SQL Server 2016/Azure SQL Database introduce hybrid approach where you can choose between relational and NoSQL concepts. As an example, if you have products and their reviews you don’t need to create separate tables if you don’t want them. You can create additional columns in the primary table that will contain collection of related entities formatted as JSON arrays:

ALTER TABLE Production.Product
ADD Reviews NVARCHAR(MAX)
CONSTRAINT [Reviews are formatted as JSON] CHECK(ISJSON(Reviews)>0)

In this example, we are adding a simple text column with a constraint that specifies that reviews should be formatted as JSON (similar to NoSQL databases). There is no new syntax for JSON constraint – you can use standard check constraint with function ISJSON that checks is Reviews text formatted as a JSON object.

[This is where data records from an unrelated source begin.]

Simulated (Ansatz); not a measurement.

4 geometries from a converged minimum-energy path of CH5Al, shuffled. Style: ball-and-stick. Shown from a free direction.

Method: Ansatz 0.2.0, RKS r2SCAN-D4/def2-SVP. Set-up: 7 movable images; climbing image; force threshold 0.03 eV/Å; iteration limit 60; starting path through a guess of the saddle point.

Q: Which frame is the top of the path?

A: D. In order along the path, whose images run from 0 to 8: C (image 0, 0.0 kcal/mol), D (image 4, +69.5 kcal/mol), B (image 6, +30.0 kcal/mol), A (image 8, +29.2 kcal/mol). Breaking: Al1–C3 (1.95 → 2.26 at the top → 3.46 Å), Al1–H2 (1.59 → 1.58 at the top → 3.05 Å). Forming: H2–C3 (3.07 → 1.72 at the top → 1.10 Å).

If we want to move related product reviews from a separate table into this column we can use a simple UPDATE query:

UPDATE Production.Product
SET Reviews = (
SELECT ReviewerName AS [Reviewer.Name],
EmailAddress AS [Reviewer.Email],
ReviewDate, Rating, ModifiedDate
FROM Production.ProductReview
WHERE Production.ProductReview.ProductID = Production.Product.ProductID
FOR JSON PATH)

Inner query fetches all related reviews, formats them as JSON documents using FOR JSON clause and stores them as JSON text in Reviews column. We can format properties in JSON document using dot syntax (e.g. Product.Name will be created as a Name property in Product object).

If you don’t have existing related table, you can insert new values as array of JSON objects, e.g.:

INSERT INTO Production.Products(Name, Reviews)
VALUES('HL Mountain Pedal',
'[
{"Reviewer":{"Name":"John Smith","E-mail":"john@fourthcoffee.com"},"Rating":5},
{"Reviewer":{"Name":"Mike"},"Rating":4}
]')

Values can be inserted as a plain.

Now, we can read products and related reviews with a single query:

SELECT ProductID, Name, Color, ListPrice, Reviews
FROM Production.Product
WHERE Reviews IS NOT NULL

Results are shown in the following table:

ProductID Name Color ListPrice Reviews
709 Mountain Bike Socks, M White 9.5 [{“Reviewer”:{“Name”:”John Smith”,”E-mail”:”john@fourthcoffee.com”},”ReviewDate”:”2007-10-20T00:00:00″,”Rating”:5,”ModifiedDate”:”2007-10-20T00:00:00″}]
798 Road-550-W Yellow, 40 Yellow 1120.49 [{“Reviewer”:{“Name”:”Laura Norman”,”E-mail”:”laura@treyresearch.net”},”ReviewDate”:”2007-12-17T00:00:00″,”Rating”:5,”ModifiedDate”:”2007-12-17T00:00:00″}]
937 HL Mountain Pedal Silver/Black 80.99

[
 {“Reviewer”:{“Name”:”David”,”E-mail”:”david@graphicdesigninstitute.com”},”ReviewDate”:”2007-12-15T00:00:00″,”Rating”:4,”ModifiedDate”:”2007-12-15T00:00:00″},
 {“Reviewer”:{“Name”:”Jill”,”E-mail”:”jill@margiestravel.com”},”ReviewDate”:”2007-12-17T00:00:00″,”Rating”:2,”ModifiedDate”:”2007-12-17T00:00:00″}
]

 

As you can see, reviews are returned as a collection of JSON objects. There is exactly one row per each product so you do not need any transformation on the client side. This is a perfect choice if your client already expects JSON format for related records (e.g. if you are using some Angular, Knockout or other template engines that inject JSON model into HTML view).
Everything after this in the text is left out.